41 years of service; Never-ending change and great people

  • Published
  • By Airman Bethany Feenstra
  • 911th Airlift Wing Public Affairs

After providing 45 years of service to the U.S. Military, Daniel Lucci, chief of contracting at the 911th Airlift Wing, retired April 2, 2016.

Lucci’s military service began in 1971 after a year and a half of college in his hometown of Beaver County, Pa. He and a few friends had been assigned low draft numbers and decided to enlist in the Navy together before being drafted.

“I went off to the Great Lakes in the middle of winter. I still remember trying to get off the bus and I couldn’t open the bus door because the snow was piled up so high,” said Lucci.

From Basic Training, Lucci was stationed in Memphis, Tenn. for aviation school. His first duty station with the Navy was Cherrypoint, N.C, doing aviation supply.

A highlight of Lucci’s naval career was when, in 1973, he was presented with the opportunity to join the Navy Bowling team for an inter-service bowling tournament. But to get there, he had to first qualify in the Norfolk area tournament. After three or four days of bowling, he won first place and moved on to the South Atlantic Regionals. He bowled second place there and was sent to Califoria to compete to be on the Navy team. He finished in the top five and got to compete against the other branches of service with the Navy team. Even though they didn’t win, Lucci enjoyed the experience.

“I’ve still got the trophies, I think they’re in my basement somewhere,” Lucci said while laughing.

Due to a lack of funding as the Vietnam War was winding down, Lucci Spent his entire enlistment with the Navy at Cherrypoint. After completing his enlistment in 1975, he went back home to Beaver County. There Lucci worked part-time in a bowling alley in Center Township, bowling on a team in his free time.
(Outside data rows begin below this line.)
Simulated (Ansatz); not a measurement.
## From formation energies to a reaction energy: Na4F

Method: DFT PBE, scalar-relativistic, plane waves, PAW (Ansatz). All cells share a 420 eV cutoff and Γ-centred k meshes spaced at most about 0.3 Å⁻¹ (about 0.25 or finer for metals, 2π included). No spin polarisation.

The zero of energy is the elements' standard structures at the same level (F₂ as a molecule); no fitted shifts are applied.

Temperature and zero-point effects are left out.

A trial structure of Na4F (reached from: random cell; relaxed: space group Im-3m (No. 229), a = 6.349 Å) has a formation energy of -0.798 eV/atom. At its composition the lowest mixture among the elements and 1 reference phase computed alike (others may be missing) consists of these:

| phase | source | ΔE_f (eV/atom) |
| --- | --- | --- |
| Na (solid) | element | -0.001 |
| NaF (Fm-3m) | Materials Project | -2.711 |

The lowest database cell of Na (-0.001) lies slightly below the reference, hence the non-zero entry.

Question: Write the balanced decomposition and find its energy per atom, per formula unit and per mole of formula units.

But Lucci wanted to find a good career path for his future. He applied to J&L Steel Mill, where his father and grandparents worked. While he waited for his application to be approved, a friend’s dad who was part owner of the bowling alley and also worked as an air reserve technician at the sheet metal shop at the 911th Airlift Wing, drove him on base to apply for a civil service job on base.

“I wouldn’t change my occupation for anything,” Lucci said smiling. “So I’m glad J&L never called me back.”


In May of 1975, Lucci started his career at the 911th. His first job here was as a civilian employee in base supply.

In late summer of 1975, at a bowling alley, Lucci met his future bride Linda. They were married in October of that year, and their family would eventually grow to include three children and two grandchildren.

In 1976, Lucci began a reservist career here. He worked many jobs on base before assuming his final contracting job in 1982, including working in a warehouse, air cargo, aircraft loading and forklift operating. In September of 1984, he became chief of the contracting office, the role he would eventually retire in. In this position he supervised a team of contract specialists who administer all of the contracts at the 911th, including base service and construction contracts.

In 1996 Lucci retired from the Air Force Reserve as a senior master sergeant. He spent 20 more years as a civilian employee before retiring in April 2016, bringing his total service to the 911th to 41 years. Lucci said he has enjoyed seeing the 911th grow as a contracting officer.

“You get to see everything that’s happening on base.” said Lucci. “That’s a good part of the job, you’re involved with everything.”


Lucci has seen the base through many changes. One change that will be memorable for him is the reconstruction of the main gate. He was responsible for the brick retaining wall that bears the base’s name. Lucci came up with the idea for the wall, which wasn’t part of the original contract.

“That was kind of my idea, so we negotiated that into the contract,” said Lucci. “Hopefully they’ll leave it there.”


Lucci said he has high hopes for the 911th. The thing he expects to miss most is the people he’s had the opportunity to work with, but has also enjoyed seeing young Airmen come and take things over.

“My advice is to always be professional, get all the education that you can, and be friendly people. Some days are going to be good. Some days are going to be not-so-good. You just need to get through it,” said Lucci.